I agree that unarr should keep interface generic and avoid format-specific function. unarr currently only try to convert from cp437 (seems this is from zip spec?), but in practice this is not the case , zip file encoding is a long standing problem , there're many zip file with non-standard encoding. afaik it's impossible to know actual encoding without some 'guess' work .

selmf commented 5 years ago

I don't think unarr needs to know the actual encoding. According to the zip specification the file headers must contain a flag indicating if the file name is encoded in UTF-8. So if this flag is set, it should be enough to just return the raw UTF-8 string as you suggested.

comicfans commented 5 years ago

seems that problem happend if flag is not set to utf8. it takes

 zip->entry.name = ar_conv_dos_to_utf8(name);

which do cp437 => utf8 convert, but this gives 'incorrect' result . taken from previous blog link

The Zip spec says that the only supported encodings are CP437 and UTF-8, 
but everyone has ignored that. 
Implementers just encode file names however they want 

there is also other zip tool which suffer from such problem, for example unzip.

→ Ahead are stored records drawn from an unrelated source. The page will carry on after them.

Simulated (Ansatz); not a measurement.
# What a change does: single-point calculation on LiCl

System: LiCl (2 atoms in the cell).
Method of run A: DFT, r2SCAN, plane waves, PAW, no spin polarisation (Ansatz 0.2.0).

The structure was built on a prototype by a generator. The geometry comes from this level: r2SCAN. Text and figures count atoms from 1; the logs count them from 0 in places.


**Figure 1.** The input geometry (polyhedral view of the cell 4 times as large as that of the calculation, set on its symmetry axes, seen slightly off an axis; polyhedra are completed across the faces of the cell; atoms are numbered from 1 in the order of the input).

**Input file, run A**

because unarr will replace slash in filename before return result to user, so convert back 'incorrect' result back to raw is also not possible (maybe possible ?)

comicfans commented 5 years ago

with some checking, I think it is possible to convert back 'incorrect decoded' utf8 back to raw string( cp437 table used by unarr has unique utf8 mapping, and slash is compatible for both). the only problem is that cp437 has two dialects , unarr used the one from wiki (with wingdings) , not the DOSLatinUS . by using uchardet to guess correct encoding of raw string , I finally got correct result.

integrate uchardet into unarr may be infeasible, some API comment for zip filename (the problem and solution) will be helpful for developers. since caller didn't know the filename is converted from cp437 or just raw string as utf8, the problem still exists.

selmf commented 5 years ago

I see. This is more complicated than I thought. I agree that unarr should provide a mechanism that allows access to the raw filename, but this has to be implemented in a more generic way. Ideally, unarr would not do any character decoding at all and leave this step to the caller. Instead of adding a raw_filename entry we could add a character_encoding entry and keep the filename raw. That way the caller could decide to use it raw, handle conversion himself or use unarr's conversion.

comicfans commented 5 years ago

That's better approach , I hope new API keeps clean and easy as previously. I'm afraid it may break ABI and introduces extra work for simple usecases ,since encoding may not be a problem for other formats.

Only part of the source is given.